Statistics

This is a simple illustration of the use of statistics in everyday life. The example here is inspired by the 2008 presidential election. In the run up to the election polls were taken daily by many news agencies to help predict the outcome. Various media made statements such as "from a poll of 1500 likely voters, we predict Obama is likely to receive 54% of the vote - the margin of error is 4%". But what does this mean? Why do only 1,500 people out of 100,000,000 likely voters need to be polled to make such a bold prediction?

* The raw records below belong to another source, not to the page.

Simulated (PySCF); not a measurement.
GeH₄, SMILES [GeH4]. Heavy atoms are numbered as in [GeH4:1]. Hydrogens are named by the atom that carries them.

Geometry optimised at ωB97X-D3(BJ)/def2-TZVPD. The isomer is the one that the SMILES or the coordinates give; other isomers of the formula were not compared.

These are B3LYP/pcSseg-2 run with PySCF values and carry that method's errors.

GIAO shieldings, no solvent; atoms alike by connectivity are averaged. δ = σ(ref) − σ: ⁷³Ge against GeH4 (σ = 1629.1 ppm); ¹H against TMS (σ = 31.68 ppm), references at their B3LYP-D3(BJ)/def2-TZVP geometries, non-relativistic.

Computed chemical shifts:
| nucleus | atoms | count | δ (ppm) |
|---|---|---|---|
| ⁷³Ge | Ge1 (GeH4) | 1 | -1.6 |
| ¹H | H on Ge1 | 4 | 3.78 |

Suppose all voters have decided who they will vote for and assume, for simplicity, the choice is limited to 2 candidates. If all likely voters are polled we will know the outcome exactly. If we poll a few of the likely voters, it is likely the vote percentage we get will be wrong. Nevertheless, if we poll many times, the average vote percentage should be a good estimate of the actual percentage. To see this we build a Matlab program that creates voters, assigns votes to these voters, and creates a histogram of the frequency of vote percentages over numerous samples taken from the collection of voters.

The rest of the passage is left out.